Benchmark Results and Final Analysis
Gigabyte’s GeForce RTX 2070 Gaming OC 8G and AMD’s Ryzen 7 3700X update the hardware configuration of our most-recent X470 test system, while a newly configured test suite brings all the compatibility benefits of Microsoft’s latest Win10 patches.
3DMark and PCMark
The Strix X570-E Gaming falls behind in the Physics score of Firstrike Extreme, but produces par performance in nearly every other test. Let’s see if that single difference is reflected at all in games.
The Strix X570-E Gaming comes up in line with the competition again in our CPU and DRAM bottlenecked gaming titles. Perhaps we’ll find a difference in encoding applications?
We’ve seen enough competitive results from the Strix X570-E Gaming to dismiss its loss in only one synthetic benchmark as a likely hiccup within the benchmark itself. Will it stand out better in efficiency?
Power, Heat And Efficiency
The Strix X570-E Gaming scores here as the second-most power-hungry board, and a look back at our test notes reveals that it ran between the Taichi’s 4.1 GHz and the Aorus Master’s 3.9 GHz, and at 3.95 to 3.975 GHz, in Prime95. We’re not sure why it didn’t idle down to a lower number, though.
The Asus board had the second-highest full-load frequency and the second-highest full-load power consumption, and it also produced the second-highest thermal measurements. Concerning the voltage regulator, the results shown are from an infrared scanner that reported the highest temperature at the chokes: The Strix X570-E Gaming’s software reported the lowest MOSFET temperature at 10° over ambient, for what that’s worth.
Differences of less than half a percent are hard to track in individual benchmarks, but the average of these put the ROG Strix X570-E Gaming in second place to the X570 Taichi and farther ahead of upmarket models from Gigabyte and MSI. That small boost in overall performance loosens up the efficiency deficit of its relatively high energy use, so that it finishes between the Taichi and Aorus Master overall.
As the second-cheapest board in our lineup, the ROG Strix X570-E Gaming produces the second-greatest performance per dollar. With its 2.5GbE secondary Ethernet controller, WiFi 6 controller and bundled remote thermistor, it’s far closer to the X570 Aorus Master in features than to the X570 Taichi, and it beats all comers when it comes to USB3 Gen2 port count.

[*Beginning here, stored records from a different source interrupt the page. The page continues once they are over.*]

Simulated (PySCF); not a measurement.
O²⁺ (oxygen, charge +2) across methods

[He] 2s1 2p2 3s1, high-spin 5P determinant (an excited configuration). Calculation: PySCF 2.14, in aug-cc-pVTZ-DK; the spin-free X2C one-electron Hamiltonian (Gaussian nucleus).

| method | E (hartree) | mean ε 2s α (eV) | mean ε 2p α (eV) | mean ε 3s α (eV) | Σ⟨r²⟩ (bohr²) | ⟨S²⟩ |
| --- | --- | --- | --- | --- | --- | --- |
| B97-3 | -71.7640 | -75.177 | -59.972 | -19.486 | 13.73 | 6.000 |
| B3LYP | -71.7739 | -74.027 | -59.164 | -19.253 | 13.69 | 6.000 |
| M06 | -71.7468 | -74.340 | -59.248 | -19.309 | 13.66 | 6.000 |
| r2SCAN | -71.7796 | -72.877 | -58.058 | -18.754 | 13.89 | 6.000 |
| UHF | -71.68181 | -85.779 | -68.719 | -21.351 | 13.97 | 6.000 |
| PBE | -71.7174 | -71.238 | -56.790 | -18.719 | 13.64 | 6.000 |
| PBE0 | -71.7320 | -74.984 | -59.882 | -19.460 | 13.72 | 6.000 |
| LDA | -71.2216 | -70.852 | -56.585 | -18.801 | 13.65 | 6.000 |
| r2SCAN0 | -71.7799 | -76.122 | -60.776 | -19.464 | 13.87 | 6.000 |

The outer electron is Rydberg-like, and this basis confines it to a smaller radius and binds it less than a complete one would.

The Strix X570-E Gaming splits the difference in price between the Taichi and the Aorus Master, taking the trophy in features for the money. This, despite its lack of a third M.2 slot, since the Strix board focuses instead on having eight SATA ports. While it may be difficult for some of us to fathom substituting four SATA ports for a third NVMe interface, we’re sure that someone out there plans to build with more than four SATA, and no more than two M.2, drives.
That ideal buyer sounds more like power user than a gamer. But the marketing aim being a bit off doesn’t detract from this board’s features and abilities. The ROG Strix X570-E Gaming offers an advantage over competing X570 boards in features-per-dollar, making it easy to recommend, unless of course you need to install a trio of M.2 SSDs without the use of an expansion card.